1720 PST, Thursday, March 25, 2010
SIRTE: Iraqi Prime Minister Nuri al-Maliki has ordered Foreign Minister Hoshyar Zebari to quit an Arab summit in protest at a meeting this week between Libyan leader Moamer Kadhafi and Iraqi opposition figures, a top Arab diplomat told a foreign news agency on Thursday.
But Zebari, who is in the Libyan Mediterranean city of Sirte to attend a meeting of Arab foreign ministers and to represent Iraq at a summit on Saturday and Sunday, later told AFP he had not decided on his next move.
"No decision now. Later," he said as he walked out of the foreign ministers' meeting with his Kuwaiti counterpart Sheikh Mohammed al-Sabbah. "I am here now. I am hungry, I'm going to eat something," he said as he headed for lunch.
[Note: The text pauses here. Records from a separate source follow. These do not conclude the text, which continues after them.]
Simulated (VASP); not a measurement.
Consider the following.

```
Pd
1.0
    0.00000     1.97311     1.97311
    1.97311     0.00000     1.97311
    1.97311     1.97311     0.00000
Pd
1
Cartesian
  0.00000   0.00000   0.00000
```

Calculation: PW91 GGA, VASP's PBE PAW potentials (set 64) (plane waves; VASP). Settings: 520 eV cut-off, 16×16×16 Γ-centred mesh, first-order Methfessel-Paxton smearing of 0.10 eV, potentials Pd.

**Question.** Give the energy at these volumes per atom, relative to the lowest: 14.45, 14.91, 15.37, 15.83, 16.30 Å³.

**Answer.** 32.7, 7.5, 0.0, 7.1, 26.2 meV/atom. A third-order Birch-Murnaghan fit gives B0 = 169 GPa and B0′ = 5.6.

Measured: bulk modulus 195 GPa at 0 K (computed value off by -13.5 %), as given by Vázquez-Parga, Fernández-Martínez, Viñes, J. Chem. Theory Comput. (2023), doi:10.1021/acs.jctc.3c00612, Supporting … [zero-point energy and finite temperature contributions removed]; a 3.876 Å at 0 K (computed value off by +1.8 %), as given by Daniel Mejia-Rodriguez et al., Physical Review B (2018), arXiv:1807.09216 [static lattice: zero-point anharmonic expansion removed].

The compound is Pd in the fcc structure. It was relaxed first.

According to the diplomat, Maliki ordered Zebari to pack up and go home as the foreign ministers began meetings to prepare for the weekend summit.
"Maliki instructed Zebari to leave by the end of the day Thursday in protest at a meeting granted by Kadhafi to a delegation of Iraqi opposition figures," the diplomat said.
He ordered that the Iraqi delegation to the Arab summit be scaled back, leaving behind in Sirte Iraq's permanent representative to the Arab League.
The head of the 22-member pan-Arab organisation Amr Mussa met privately with Zebari over breakfast on Thursday to try to contain the diplomatic spat between Libya and Iraq, and convince the Iraqi foreign minister to remain for the summit.
Several Arab foreign ministers also tried to persuade Iraq's top diplomat to stay but were told by Zebari that he had no choice but to return home, the diplomat added.
Libya's official JANA news agency said that Kadhafi received a high-ranking delegation of Iraqi opposition leaders on Sunday, including former members of the outlawed Baath party of now executed dictator Saddam Hussein.
The Iraqi delegation included former oil minister Issam Shalabi as well as ex-Baathist Salah Omar al-Ali.
Iraq is due to host next year's Arab summit, after forgoing its turn to hold this year's amid political tensions and security concerns.